Holiday Gift Giving Guidelines in Dating
What to gift the men you’re dating (specifically if you have just started dating) for the Holiday is an important topic.
For some of you smart, successful women, this may not seem to be a topic to discuss. I’m addressing this, because this is important, what you take to be an innocent expression of joyful giving to your man at first, can sometimes ruin the budding masucline-feminine energetic dynamic between you and him, especially in the early dating phases.
What do I mean?
The Masculine feels fulfilled when it is giving and wants to make you happy. The Feminine feels fulfilled in receiving and sharing her gratitude and appreciation with the masculine. This energetic balance is what you’re practicing to create in your romantic relationship with your man, and the Holiday Season is no exception to these principles. It’s still a time where you get to be showered and indulged as the queen of his heart, and he gets to receive tokens of your love and appreciation, while you are still being in your feminine.
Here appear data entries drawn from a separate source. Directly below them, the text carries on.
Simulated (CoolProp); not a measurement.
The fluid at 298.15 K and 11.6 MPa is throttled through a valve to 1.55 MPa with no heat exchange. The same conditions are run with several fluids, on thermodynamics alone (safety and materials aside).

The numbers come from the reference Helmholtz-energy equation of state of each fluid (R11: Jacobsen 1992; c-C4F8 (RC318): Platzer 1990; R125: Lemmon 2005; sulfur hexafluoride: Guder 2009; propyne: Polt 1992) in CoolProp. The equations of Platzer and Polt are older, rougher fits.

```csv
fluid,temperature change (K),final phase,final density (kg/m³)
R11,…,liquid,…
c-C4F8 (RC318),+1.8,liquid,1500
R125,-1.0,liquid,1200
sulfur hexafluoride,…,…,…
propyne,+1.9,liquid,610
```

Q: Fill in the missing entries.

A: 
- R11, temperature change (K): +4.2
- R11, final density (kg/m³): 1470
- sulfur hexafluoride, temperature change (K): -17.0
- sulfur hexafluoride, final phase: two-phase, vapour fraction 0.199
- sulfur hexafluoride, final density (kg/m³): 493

This is true even if you make much more money than he does. This is true even if you’re a more masculine energy than he is, in other areas of your life. However, in your love life, you can consciously choose feminine energy and inspire your man to stay stepped up in his fiery masculine.
What could gifts look like, in practice?
Based on the feminine – masculine energy principles, here are some suggestions, depending on the phase of the relationship you are in.
Situation 1 - Just Started Dating
If you have been dating a guy for less than a month, there is no need to give him a gift. It's way too early in the relationship to play give and take. This is the time for you to receive with joy and without guilt from a man who is trying to win your heart.
It’s his job to impress you and delight you with a surprise gift. You are not in a relationship with him, so you don't need to return the favor. So if he gets you a present, light up and say a heartfelt thank you. If he asks you where his present is – give him a squishy hug!
That should do it! Easy! If he doesn’t get you any present, that's okay too, because you are just dating!
Situation 2 - Dating But Not Exclusive
This is a tricky situation for many women. You have been dating this man, regularly and consistently for sometime now but you don’t know if you should get him a gift since that would be pretty masculine. Right?
My recommendation in this situation is to get him one gift, small and personal. A packet of baked cookies, or a Christmas ornament, or funny, bold socks. I gave this to my husband when we had just started dating before the holidays, we met in October! He loves wearing bold socks, so it was perfect and yet not too much and he was totally lit up receiving the socks.
Your gift should say “I’m interested,” NOT “I love you.” Something funny and light is the point, so that you stay in your feminine. Nothing expensive or too precious where you try to show off the cost of the present or how “much” you care for him, that would be stepping into very “giving” masculine energy.
Many women find this recommendation odd because they want to make their boyfriend happy by showering him with love and attention. Firstly, it’s not your job to treat him like a boyfriend at this stage of dating. Remember, he is not your "boyfriend" if the exclusivity talk has not taken place between the two of you.
A practical tip to save you from potential disappointment
If he doesn’t have a gift for you (and sometimes that CAN happen when the man is not as far as you on the commitment timeline), I wouldn’t want you to be the only side giving the gift. So make sure you save your little gift in your purse until he takes out something to give to you first. If he doesn’t have something for you, take that gift back with you in your purse!
If you already know he has a present for you, just get him something small, sweet and inexpensive. That’s perfectly feminine and will make you feel good within yourself, when you're with him.
Situation 3 – Committed Relationships
When you and your man are in a secure and committed relationship, please bring him one or two nice gifts. Don’t hold back in fulfilling a wish, if he has openly asked you for something. Provided of course that you can comfortably afford it. If it’s outside your budget, don’t feel afraid to speak up.
The only thing women in committed relationships need to watch out for is keeping the giving energy in control. You don’t want to "out do" your man when it comes to giving gifts.
This means that:
A) You don’t want your gifts for him to be more expensive than his gifts for you (EVEN IF you earn more than he does)
B) You don’t want your gifts to exceed the quantity of gifts he has for you.
The whole idea of being in your feminine while giving to him, is to allow him to give you more. Let him feel like he can make you happy and he will value you so much for giving him that experience.